In many habitats, hyper-augmented elites rule a mass of humanity that is stuck using low-end morphs and minimal augmentations, or even infomorphs living in rented morphs, but this is not the only option found in the solar system. Transhumanity has splintered into a wide variety of subcultures, some of which are based upon an individual’s choice of morph. Some of this separation is due to the necessity of inhabiting difficult environments. From aquanauts living in Europa’s aquatic environment or rusters on Mars to the fact that zero-g habitats are relatively inexpensive and are best inhabited by microgravity-adapted morphs like bouncers, many unusual environments require those living in them to choose from a very limited range of morphs. Sometimes, though, this separation is ideological in nature, such as the rise of groups like the ultimates or some of the separatist uplift communities that seek to define their own space separate from human cultures.

There are dozens of specialist morphs and an even greater number of habitats or other settlements that are inhabited largely or exclusively by individuals using a single type of morph or a limited number of specialist morphs. In the asteroid belt and in the rings and smaller moons of Saturn, there are more than one hundred habitats that do not rotate, with all portions in zero or near-zero gravity. The inhabitants typically use bouncer or novacrab morphs, along with a small number of synthetic morphs and other pods.

There is also a vast number of other habitats that are segregated in various other ways, including ones where all permanent residents are uplifts inhabiting one of the various transgenic morphs, like the octomorph or neo-avian morphs. Other habitats are only open to residents with various enhanced morphs like exalts or mentons. There are even habitats where all residents must inhabit morphs that are all clones of one another. In almost all of these habitats, residents are free to add whatever augmentations they wish to their morphs, but some habitats forbid residents from changing their morph’s external appearance, and individuals who violate this rule are forced to leave the habitat if they refuse to reverse these changes.

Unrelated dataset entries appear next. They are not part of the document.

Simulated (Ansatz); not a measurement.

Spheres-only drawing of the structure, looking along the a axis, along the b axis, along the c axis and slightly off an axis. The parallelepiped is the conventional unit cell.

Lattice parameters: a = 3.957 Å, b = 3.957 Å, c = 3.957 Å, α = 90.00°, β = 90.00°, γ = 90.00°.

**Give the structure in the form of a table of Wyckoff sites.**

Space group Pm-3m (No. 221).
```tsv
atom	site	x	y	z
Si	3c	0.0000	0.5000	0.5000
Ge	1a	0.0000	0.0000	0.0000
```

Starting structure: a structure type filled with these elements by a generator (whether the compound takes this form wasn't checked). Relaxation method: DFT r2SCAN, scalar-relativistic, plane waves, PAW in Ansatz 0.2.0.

Some habitats do away with the necessity of both life support and gravity. In these locations, all residents are infomorphs who either inhabit their own synth bodies or, in a few very eccentric cases, where all of the inhabitants are infomorphs who spend most of their existence in the habitat’s central computers. When they need to interact with the physical world, these infomorphs are free to use one of the many synthmorphs that the habitat owns and that the residents share among themselves. Although considered quite eccentric to many and horrifying to bioconservatives, habitats inhabited solely by synthmorphs or infomorphs are among the least expensive to build and maintain and are a low-cost way for groups of infomorph refugees from Earth to gain independence. Because individuals who choose this way of life have often spent a decade or more as infomorphs, this option often seems both familiar and in many ways more comfortable than inhabiting a living morph. As Earth becomes more distant in transhumanity’s collective memory, its traditions and social norms hold less sway and people feel more free to create and use new bodies and new ways of life to go along with them.